Sunday, October 30, 2011

1939 "War Of the Worlds" Article

Astounding Outcome Of The "Martian Scare"!


This is an article from the February 1939 issue of Radio Mirror about the effects of Orson Welles' phenomenal WOTW broadcast!









I love the way they use a photo of actor Bill Johnstone as The Shadow here...









Don't you all remember how you used to sneak spoonfuls of tasty, delicious Fletcher's Castoria castor oil when mom and dad weren't looking? Mmmmm...

Although mostly fluff (and surpisingly devoid of anger), the ending of the article does mention the "radio censorship ghost", a new awareness for this country to prepare against war, a change in news broadcasts, and radio's exodus from Hollywood. Interesting and insightful points, given that this story was probably written only about two months after the WOTW broadcast!





Maybe THIS picture should have been in the article (the REAL Orson Welles as the Shadow!) -

Sunday, October 2, 2011

Little TOTM'ers

SO - after months of no posts (sorry!)...

My previous post was regarding some work we did at a local middle school, getting some of the youths a bit acquainted with a nearly-extinct artform: "Old Time Radio".

During the summer, we did another OTR class/demonstration for students who were lucky enough to be taking summer classes - and again, as before, almost none of youths knew what on earth Old Time Radio was. Well, as it turned out, there actually WAS one kid there who knew about OTR, and was a pretty big fan. But as for the rest of the class...absolutely no idea. Well, we fixed that! Now they know a Radio Orphan Annie decoder from a hole in the ground (which is where you can find ROA decoders, if you dig in the right places!).
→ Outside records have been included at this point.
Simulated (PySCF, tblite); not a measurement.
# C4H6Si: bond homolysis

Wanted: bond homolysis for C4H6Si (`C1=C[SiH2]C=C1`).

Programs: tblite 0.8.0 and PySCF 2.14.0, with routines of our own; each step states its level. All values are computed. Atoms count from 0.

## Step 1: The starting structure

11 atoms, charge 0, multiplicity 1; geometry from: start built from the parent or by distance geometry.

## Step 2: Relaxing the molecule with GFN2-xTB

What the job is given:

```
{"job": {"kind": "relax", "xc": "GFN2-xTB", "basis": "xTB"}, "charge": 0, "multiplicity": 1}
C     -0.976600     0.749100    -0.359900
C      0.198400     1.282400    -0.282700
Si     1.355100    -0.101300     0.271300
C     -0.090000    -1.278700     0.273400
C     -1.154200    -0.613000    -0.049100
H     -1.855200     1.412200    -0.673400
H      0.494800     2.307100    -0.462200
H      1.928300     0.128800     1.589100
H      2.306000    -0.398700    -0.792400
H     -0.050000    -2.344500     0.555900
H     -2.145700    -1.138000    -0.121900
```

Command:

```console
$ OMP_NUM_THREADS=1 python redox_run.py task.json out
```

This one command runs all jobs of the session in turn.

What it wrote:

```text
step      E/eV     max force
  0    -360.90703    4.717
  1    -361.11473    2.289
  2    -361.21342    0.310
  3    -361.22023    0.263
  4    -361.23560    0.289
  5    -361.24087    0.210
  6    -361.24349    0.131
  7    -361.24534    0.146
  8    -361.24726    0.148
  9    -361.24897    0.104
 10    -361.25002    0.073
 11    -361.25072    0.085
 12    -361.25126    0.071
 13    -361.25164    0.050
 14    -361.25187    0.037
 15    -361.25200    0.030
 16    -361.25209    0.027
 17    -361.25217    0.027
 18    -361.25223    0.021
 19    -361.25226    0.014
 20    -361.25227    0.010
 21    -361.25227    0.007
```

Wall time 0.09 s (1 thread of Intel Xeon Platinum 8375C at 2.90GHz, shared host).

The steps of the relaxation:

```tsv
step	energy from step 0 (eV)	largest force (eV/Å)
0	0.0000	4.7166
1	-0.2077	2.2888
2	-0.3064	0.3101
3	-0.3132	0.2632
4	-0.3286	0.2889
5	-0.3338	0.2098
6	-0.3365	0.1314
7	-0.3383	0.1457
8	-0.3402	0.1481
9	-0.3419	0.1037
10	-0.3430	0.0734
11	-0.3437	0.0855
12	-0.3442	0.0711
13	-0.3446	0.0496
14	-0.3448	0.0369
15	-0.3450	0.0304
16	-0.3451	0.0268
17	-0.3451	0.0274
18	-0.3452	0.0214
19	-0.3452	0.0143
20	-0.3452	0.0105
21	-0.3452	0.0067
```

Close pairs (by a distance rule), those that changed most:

Well, long story longer, I'd carted my equipment (microphones and scripts and sound effects and decoders and so on) home, and didn't quite get to putting it all away immediately. And one Friday night, when my nieces and nephew dropped over to the house for a sleep-over, that "pile of stuff" got some interested looks...

Talk about different art projects to keep the kids busy!

They enjoyed digging through the mountain of sound effects objects (trying all of them along the way, of course), and picking out the ones that would be used in the goofy horror show we'd picked out - "The Strange Doctor Weird - The Voice Of Death!". After I did a little coaching about using different voices, turning pages quietly, and microphone technique, we picked out roles, highlighted the scripts, did a single read-through, and then recorded this (which includes editing and added music and extra pre-recorded sound effects):



WOW! I actually got the kids to read! And act! And learn a handful of new vocabulary words! And have fun! And they even helped me put away my sound effects stuff, too! What a bunch of good kids.

There's no reason for OTR to ever die. It just needs to keep being introduced.